🐙 Tako Data Challenge

This edition of MAINT includes a dedicated Data Challenge which uses interaction histories recorded with Tako, an extension developed by CodeLounge.

Currently, Tako supports any language the features of which are exposed through the Language Server Protocol (e.g., Scala through Metals), plus Typescript/Javascript. We plan to extend the set of supported languages in future versions of Tako - including Java and Python.

Dataset and Model

For this challenge, we are sharing two weeks of development of three different developers, and they were all using Typescript. The data is composed of a set of ndjson files which contain lists of events with a timestamp. Each event models a call from language feature providers as listed here.

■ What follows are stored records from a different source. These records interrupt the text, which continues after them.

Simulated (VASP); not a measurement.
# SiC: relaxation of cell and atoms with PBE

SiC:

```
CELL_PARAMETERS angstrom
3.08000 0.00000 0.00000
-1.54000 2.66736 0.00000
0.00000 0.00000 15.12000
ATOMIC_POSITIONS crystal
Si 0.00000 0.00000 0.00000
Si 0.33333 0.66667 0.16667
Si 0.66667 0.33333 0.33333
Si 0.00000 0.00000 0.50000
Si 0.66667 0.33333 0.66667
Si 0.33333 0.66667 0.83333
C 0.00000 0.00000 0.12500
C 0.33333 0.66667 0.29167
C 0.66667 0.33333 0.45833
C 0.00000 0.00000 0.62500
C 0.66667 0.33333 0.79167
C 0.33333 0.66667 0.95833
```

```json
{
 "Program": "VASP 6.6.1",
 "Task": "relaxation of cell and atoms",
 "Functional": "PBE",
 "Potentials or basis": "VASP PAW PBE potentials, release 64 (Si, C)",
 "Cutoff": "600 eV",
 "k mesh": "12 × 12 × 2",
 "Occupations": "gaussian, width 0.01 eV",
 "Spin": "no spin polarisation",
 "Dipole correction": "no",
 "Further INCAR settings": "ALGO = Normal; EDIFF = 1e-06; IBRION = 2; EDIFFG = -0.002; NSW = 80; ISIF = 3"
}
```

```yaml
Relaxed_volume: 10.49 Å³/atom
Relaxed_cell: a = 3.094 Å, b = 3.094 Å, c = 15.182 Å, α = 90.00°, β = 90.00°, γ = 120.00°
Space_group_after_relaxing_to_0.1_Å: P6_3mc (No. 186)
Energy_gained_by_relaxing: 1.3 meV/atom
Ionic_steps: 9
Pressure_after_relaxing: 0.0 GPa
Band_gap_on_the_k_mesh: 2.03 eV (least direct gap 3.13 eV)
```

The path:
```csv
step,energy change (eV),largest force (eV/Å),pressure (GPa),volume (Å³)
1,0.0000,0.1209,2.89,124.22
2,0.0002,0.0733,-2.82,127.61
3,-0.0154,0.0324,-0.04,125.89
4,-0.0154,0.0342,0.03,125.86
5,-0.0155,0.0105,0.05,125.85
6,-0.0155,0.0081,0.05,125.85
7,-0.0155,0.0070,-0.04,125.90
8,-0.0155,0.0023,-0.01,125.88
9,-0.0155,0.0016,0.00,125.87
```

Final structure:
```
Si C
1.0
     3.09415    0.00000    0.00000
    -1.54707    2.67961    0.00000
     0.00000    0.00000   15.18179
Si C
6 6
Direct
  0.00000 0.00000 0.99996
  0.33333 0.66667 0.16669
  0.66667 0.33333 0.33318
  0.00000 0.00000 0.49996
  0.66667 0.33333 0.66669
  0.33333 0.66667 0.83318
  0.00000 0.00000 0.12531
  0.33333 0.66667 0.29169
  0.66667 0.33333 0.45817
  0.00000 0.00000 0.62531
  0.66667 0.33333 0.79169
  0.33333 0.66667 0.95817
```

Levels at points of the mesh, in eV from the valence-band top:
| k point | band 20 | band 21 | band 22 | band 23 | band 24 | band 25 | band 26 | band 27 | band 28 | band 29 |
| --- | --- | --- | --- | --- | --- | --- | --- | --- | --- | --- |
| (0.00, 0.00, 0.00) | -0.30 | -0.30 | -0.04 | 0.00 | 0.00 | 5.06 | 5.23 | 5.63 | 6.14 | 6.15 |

For example, an event may track call of provideDocumentSymbols from DocumentSymbolProvider. The event will include a serialized version of a document, and a list of the returned DocumentSymbol objects which represent the symbols in the document, i.e., all the classes, methods, variables, etc. at that specific timestamp.

Given the cancellation of the workshop, we removed the dataset. If you are interested on this data for your own research, please contact the organizers.

Questions

Possible submissions for the data challenge include, but are not limited to, trying to answer the following questions:

  • Are there periods where developers are highly focused on a task?
  • Are there long pauses that impact productivity after resume?
  • Can you find refactorings of any form?
  • How much code has been written and then deleted during a session?
  • Which type of symbols (classes, methods, variables, etc.) have been introduced, or navigated, in a session?
  • How complex - in terms of number of symbols - were the files manipulated during sessions?
  • How were symbols named? How many times programmers changed their minds while naming a new class or symbol?
  • What are the dynamics related to symbol evolution in a development session?
  • What are the dynamics related to errors, warnings, hints in a development session?
To answer these questions, even anecdotally, you can use any data analytics approach that you like, including visualizations. If possible, make your scripts available, so that in the workshop we will try to re-run them on more development data that we will collect in the meanwhile.